Java PDFBox - Reading and modifying a pdf with special characters (diacritics)

Andrei F picture Andrei F · Apr 12, 2013 · Viewed 8.8k times · Source

i'm trying to modify a pdf using this method (first code block - using PDFStreamParser and iterating through PDFOperator, then updating COSString when needed):

http://www.coderanch.com/t/556009/open-source/PdfBox-Replace-String-double-pdf

I'm having an issue with some UTF-8 characters (diacritics): when I print the text that i want to update it show like "Societ? ?ii Na?ionale" (where '?' is a code like 0002 or 0004).

The funny things are:

  1. when I write the updated pdf file, the characters are show correctly (even though i could't detected and replace them)
  2. if i try to strip the text using PDFTextStripper 's getText(...), the text is extracted perfectly.
  3. i tried 2 pdfbox versions: 1.5.0 (that behaves as described above) and 1.8.1 (where the final, written, pdf file does not display special characters correctly and "null" strings appear in the document)

What can I do (configure) for the classes used for updating the pdf (or at least try...) so that all of the UTF-8 characters are displayed correctly ?

EDIT:

Screenshot: enter image description here

EDIT 2:

I searched through the pdfbox source code in PDFTextStripper and its superclass, and I found out how the text was extracted:

At the beginning of processStream method we have

graphicsState = new PDGraphicsState(aPage.findCropBox());

when stripping the text in processEncodedText, an instance of PDFont class is used like this:

final PDFont font = graphicsState.getTextState().getFont();

and the text is extracted from a byte[] with :

String c = font.encode( string, i, codeLength );

The new problem is that when i instantiate a PDFont class with the same 2 lines of code, i get a "null" font class, and thus i cannot use .encode(...) method. Source code for those classes are here: http://grepcode.com/file/repo1.maven.org/maven2/org.apache.pdfbox/pdfbox/1.5.0/org/apache/pdfbox/util/PDFStreamEngine.java and http://grepcode.com/file/repo1.maven.org/maven2/org.apache.pdfbox/pdfbox/1.5.0/org/apache/pdfbox/util/PDFTextStripper.java

I'm digging now for more ...

Answer

plinth picture plinth · Apr 12, 2013

You can't just replace the text in strings. I don't say this lightly. I used to work on Acrobat many years ago and did the text search tool in the initial version, so I have a fairly deep understanding of the issues of text encoding. The main problem is that every string in PDF is encoded in some way. This is because PDF was made before Unicode was generally available and had a history in PostScript. PosctScript liked having very flexible encoding methods for fonts and encouraged re-encoding.

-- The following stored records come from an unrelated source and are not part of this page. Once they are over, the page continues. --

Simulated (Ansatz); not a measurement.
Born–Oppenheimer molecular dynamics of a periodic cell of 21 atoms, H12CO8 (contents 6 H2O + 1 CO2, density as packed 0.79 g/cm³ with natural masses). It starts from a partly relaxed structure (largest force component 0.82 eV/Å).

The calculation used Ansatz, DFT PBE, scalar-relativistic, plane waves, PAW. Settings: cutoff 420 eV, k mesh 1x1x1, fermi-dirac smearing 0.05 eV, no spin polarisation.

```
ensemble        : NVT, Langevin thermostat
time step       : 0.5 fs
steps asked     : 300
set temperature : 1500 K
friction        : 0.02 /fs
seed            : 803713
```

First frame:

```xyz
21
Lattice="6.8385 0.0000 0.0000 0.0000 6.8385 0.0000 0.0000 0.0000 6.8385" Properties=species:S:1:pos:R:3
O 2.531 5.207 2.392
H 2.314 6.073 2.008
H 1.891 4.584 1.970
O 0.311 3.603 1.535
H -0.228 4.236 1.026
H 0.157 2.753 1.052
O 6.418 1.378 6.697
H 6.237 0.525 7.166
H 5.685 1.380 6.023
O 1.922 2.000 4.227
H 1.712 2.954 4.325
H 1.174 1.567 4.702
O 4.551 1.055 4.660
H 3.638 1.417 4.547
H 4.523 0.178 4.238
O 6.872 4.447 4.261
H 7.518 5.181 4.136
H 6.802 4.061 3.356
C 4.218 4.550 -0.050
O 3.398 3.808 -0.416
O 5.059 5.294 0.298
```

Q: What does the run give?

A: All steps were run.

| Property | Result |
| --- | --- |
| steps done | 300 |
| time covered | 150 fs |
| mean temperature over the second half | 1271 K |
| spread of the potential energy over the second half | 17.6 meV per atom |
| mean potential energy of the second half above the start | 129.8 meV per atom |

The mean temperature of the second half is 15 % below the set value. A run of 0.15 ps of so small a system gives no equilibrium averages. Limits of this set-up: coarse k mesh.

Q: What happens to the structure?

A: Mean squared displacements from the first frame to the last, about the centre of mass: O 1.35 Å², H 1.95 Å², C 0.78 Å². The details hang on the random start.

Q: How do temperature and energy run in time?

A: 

So let's take a step back and understand the whole picture.

A character in a string in PDF which is meant to be shown with a text operator is, by default, encoded as a series of 8 bit characters. To determine what glyph is drawn for each byte, the byte is pushed through an encoding vector for that font. The encoding vector maps the byte to a glyph name which is then looked up in the font and drawn on the page. Be aware that this description is a half-truth (more later).

Most apps that generate PDF are kind and just use a standard encoding such as StandardEncoding or WinAnsiEncoding, most of which are pretty reasonable. Others will use standard encodings along with an encoding delta which are the differences from a standard encoding to what is encoded.

Some apps try to be much more frugal in the PDF they generate, so they look at the glyphs they use and decide to embed a subset of the font. If they only use upper and lower case roman letters and digits, they rebuild the font without those elements and may choose to re-index them as well and provide an encoding vector such that byte 0x00 goes to the glyph 'a' and 0x01 goes to the glyph 'b' and so on.

Now back to the half truth. There are a class of fonts that are encoded by character ID (or CID), and TrueType and OpenType fonts fall into that category. In this case, you get access to Unicode, but again there is an encoding step where you the string, which is now UTF16BE, gets mapped to CID which is used to get the glyph from the font. And for no particularly good reason, Adobe uses a PostScript function to do the mapping. And again, this is about a 3/4s truth because there are different encoding as well for older management of Chinese, Japanese, and Korean fonts.

So before you blithely put a character into a string for a PDF font, you have to ask a few questions:

  1. Is my glyph in the font?
  2. Is my glyph in the encoding?
  3. What is the encoding of my glyph?

And any one of those may be different from what you expect. So for example, if you want to put in Ä (a diresis), you have to see if the font has the glyph for it (which may not be there because the font is a subset). Then the font may have a funny encoding which may not include the glyph. And finally, the actual byte value(s) of to use for Ä may not be standard.

So when I see someone trying to simply replace a chunk of text in PDF content, all I see is a world of pain. For most sane PDF, this will work say, 90% of the time, but for anything exotic - good luck. PDF's text rendering quirks are painful enough that it's sometimes easier to think of it as a write-only format.